The poll of the world's leading public intellectuals, organised by the editors of Prospect and Foreign Policy, should generate plenty of debate. I'd have preferred to see the arch-contrarian Thomas Sowell get the nod ahead of Henry Louis Gates, but so long as Eric Hobsbawm doesn't come anywhere near the top of the readers' choices, I won't have any complaints.
UPDATE: Oliver Kamm feels much the same way:
Hobsbawm has rarely missed an opportunity even after communism’s demise to obfuscate its record...
I was pleasantly surprised to see one of my favorite contemporary thinkers, Alain Finkielkraut, to be on the list at all.

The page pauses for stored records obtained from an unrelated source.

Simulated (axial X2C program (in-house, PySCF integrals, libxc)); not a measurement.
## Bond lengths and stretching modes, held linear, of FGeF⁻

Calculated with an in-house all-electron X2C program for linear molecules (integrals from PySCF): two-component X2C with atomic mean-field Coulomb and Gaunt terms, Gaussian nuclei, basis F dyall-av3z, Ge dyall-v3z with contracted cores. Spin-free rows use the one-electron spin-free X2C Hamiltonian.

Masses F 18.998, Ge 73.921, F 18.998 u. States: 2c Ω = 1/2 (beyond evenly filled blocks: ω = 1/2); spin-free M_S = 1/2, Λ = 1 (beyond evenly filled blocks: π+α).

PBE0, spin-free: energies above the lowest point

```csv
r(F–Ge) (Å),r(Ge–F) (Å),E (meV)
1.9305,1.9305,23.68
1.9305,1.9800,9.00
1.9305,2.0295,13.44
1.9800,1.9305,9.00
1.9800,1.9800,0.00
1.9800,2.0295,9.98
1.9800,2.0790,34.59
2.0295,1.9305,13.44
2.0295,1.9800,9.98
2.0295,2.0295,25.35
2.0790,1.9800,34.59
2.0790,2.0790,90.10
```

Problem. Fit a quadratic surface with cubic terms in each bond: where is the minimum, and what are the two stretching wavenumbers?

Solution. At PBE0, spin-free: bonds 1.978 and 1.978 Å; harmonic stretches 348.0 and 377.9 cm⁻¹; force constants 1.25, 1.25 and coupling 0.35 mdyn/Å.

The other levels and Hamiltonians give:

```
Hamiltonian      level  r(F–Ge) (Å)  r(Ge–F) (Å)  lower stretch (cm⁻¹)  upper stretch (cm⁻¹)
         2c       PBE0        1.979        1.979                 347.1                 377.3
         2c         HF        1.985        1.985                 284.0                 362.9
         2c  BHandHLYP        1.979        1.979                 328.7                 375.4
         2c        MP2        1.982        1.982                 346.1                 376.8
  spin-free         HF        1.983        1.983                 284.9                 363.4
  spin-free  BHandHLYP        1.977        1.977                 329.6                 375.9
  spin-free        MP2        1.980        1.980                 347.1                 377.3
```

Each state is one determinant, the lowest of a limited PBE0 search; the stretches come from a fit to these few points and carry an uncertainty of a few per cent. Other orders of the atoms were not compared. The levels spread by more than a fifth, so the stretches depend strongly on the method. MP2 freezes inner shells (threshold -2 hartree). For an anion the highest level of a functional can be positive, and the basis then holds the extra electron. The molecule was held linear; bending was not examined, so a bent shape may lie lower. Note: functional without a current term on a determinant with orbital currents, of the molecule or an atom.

Posted by: j. dyer | Thursday, September 22, 2005 at 03:05 PM
For those unfamiliar with Finkielkraut's thought here is a very brief summary of his forthcoming book in French:
http://www.signandsight.com/
Le point, 15.09.2005 (France)
French philosopher Alain Finkielkraut has taught the history of thought at the Ecole Polytechnique in Paris for twenty-seven years. Now he has published a volume with four series of lectures entitled "Nous autres, modernes" (Editions Ellipses). The magazine publishes excerpts from two of them, on the "Use of the World", and the question "Why schools should be conservative", dealing above all with the thinking of Hannah Arendt. "In her entire work, Hannah Arendt always insisted on the connection between the integration of the new and the preservation of the world. The schools, to the extent that they teach autonomy, seem to her to be the most holy element in this fragile alliance. 'Schools must be conservative in order to preserve the new and the revolutionary in every child.' Emancipation is not possible if you simply ride the course of time, but only by taking the detour through the overarching sign of humanity, which can be read in the works of culture. As the masters of the Renaissance said, in Cicero's school you learn how to be yourself, not Cicero."
Posted by: j. dyer | Friday, September 23, 2005 at 06:39 AM
Thanks. I must add Sign & Sight to the media links. I used to have it on my old blog.